TOD'S FW2014/15 Women's Ready-to-Wear Collection sees
the second season of designs for the House by Alessandra Facchinetti. Called
‘Italian Set’, as it was for her first season at the helm, this collection
shows Facchinetti further exploring the graphic, feminine possibilities of
leather for clothing, working it to a high, waxy shine, almost as though it
were lacquered. On other occasions, as when accentuating the pleats of a skirt,
it can look as glossy as silk duchesse satin.
The aesthetic of ‘Italian Set’ is based on a combination of leather with jacquard, wool, mink or cashmere to create a timeless, luxurious, sophisticated style. As with all things Tod’s, there is a merging of past and future, which in this case results in a wardrobe for a modern urban existence. Perhaps most significantly, Alessandra Facchinetti’s vision for the Brand showcases how Made in Italy possesses a contemporary spirit, as well as being rooted in heritage and artisanal skill.
Forms are casual, with lowered pockets and soft proportions, even in the constructed garments. Patches and saddlery backs create a sense of craftsmanship, and jackets take centre stage: peacoats, cabans, bomber jackets, cagoules and double-breasted jackets all demonstrate a continuous dialogue between sportswear and couture.

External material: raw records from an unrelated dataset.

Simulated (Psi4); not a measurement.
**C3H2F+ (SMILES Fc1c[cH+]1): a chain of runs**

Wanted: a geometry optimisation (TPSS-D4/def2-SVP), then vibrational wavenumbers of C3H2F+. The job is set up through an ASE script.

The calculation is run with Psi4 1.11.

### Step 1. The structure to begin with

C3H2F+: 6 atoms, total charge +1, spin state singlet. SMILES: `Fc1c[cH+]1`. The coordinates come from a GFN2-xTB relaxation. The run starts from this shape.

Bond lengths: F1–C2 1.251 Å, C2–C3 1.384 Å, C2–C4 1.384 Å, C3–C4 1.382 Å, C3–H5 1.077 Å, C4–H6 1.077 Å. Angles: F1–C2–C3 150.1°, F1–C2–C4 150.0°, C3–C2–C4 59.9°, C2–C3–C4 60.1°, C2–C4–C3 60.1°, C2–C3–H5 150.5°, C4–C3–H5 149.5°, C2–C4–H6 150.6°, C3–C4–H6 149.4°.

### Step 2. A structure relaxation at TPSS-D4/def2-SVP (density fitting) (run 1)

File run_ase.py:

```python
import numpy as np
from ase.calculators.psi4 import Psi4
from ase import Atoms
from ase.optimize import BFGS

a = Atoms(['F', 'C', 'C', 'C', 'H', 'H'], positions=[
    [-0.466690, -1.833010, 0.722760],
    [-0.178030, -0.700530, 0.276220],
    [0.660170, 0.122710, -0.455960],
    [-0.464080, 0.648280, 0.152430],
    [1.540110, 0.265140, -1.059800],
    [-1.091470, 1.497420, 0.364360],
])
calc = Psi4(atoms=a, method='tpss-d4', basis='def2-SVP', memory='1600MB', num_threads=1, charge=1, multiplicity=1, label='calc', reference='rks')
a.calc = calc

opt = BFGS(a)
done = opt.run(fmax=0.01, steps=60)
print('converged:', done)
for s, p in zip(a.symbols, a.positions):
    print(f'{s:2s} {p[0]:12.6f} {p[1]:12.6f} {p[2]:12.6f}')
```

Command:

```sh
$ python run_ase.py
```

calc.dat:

A military theme runs throughout, evident in the Montgomery duffle coats, capes, trench coats, half-belted cabans and uniform-style leather skirt. But the effect is decidedly elegant, rather than utilitarian.
Checks are applied to technical fabrics and also appear as jacquard in wool and silk. Checks feature in the stitching, in the mink, and also become openwork resembling a subtle Madras on the pony skin overcoat.
Carpet-style geometry also features in an important pattern, taking the form of an unusual all-over print on a midnight blue, ice or Bordeaux ground. Lozenge-form patterns suggest optical illusions, decorating bags as well as clothing, creating a virtual jacquard.
Micro fur is employed to luxurious effect: elasticised two-tone mink cuffs, a long, thin fur scarf and a removable mink neck on a two-tone turtleneck. But there is toughness here too a rigid lacquered basque becomes a modern, non-constricting saddlery-inspired corset.
The collection is completed with a range of leather bracelets and distinctive hats.
The new Tod’s shoe collection
for women places an emphasis on simplicity. The Mocassino is flat but ultra-feminine, with a new metal buckle. The New Boot apparently features a gaiter, as in a technical riding
boot, but is in fact made from one piece of leather – a double layer of leather
cut on the front by the line of the zip. This also comes as an ankle boot. Ballerinas have a reference to the iconic
Gommino on the heel, in metal, while
high-heels suggest futurist-style saddlery shapes. There is striking innovation
here too: the College Illusion style combines an ankle boot and a moccasin to create
a type of leather shoe/sock incredibly comfortable and modern.
Materials include ponyskin, which has a matt appearance, is extremely soft and does not show classic markings, split suede, and calfskin processed using the methods of furriers and screen printed to create a spotted black-and-white animal-skin effect. Throughout, there are experiments with shine from leather dyed with an elegant finish and chrome-tanned calfskin, to a metallic, translucent almost-mirror-effect achieved through the use of a sprayed laminate, and roll-glossed, grainy, puckered goatskin leather.
Colours range from the rainbow selection in which the Gommino is available, to metallic gold and silver and the more subdued and classic white, pink, burgundy, black, light and dark blue.
The bags in this season’s
collection, while maintaining all the Brand’s hallmarks of tradition and
quality, display the influence of modern sportswear and adopt design cues from
Alessandra Facchinetti’s second ready-to-wear collection for Tod’s.
Colours range from the rainbow selection in which the Gommino is available, to metallic gold and silver and the more subdued and classic white, pink, burgundy, black, light and dark blue.
Carpet-style geometric patterns feature on the D-Cube models – lozenge-form designs suggesting optical illusions – while colour-block fur panels adorn the small D-Cube. Checks, also prominent in the clothing collection, appear as a recurring motif, either created from contrasting-coloured leather seams, or occurring as a pattern on the fur sides of the mini D-Cube.
The Tod’s Sellas Bag and D-Cube come in Carpet Couture form: designed in carpet fabric, which shows off the craftsmanship of maxi finishes.
The D-Cube is also available in the D-Cube Stories collection, a range of bags featuring the leather lozenge-jacquard, with check-pattern saddlery inlays and two-tone mink, thus interweaving many of the key elements of the season. While the striking Bauletto Military has a waxed finish, a saddle patch and stripes.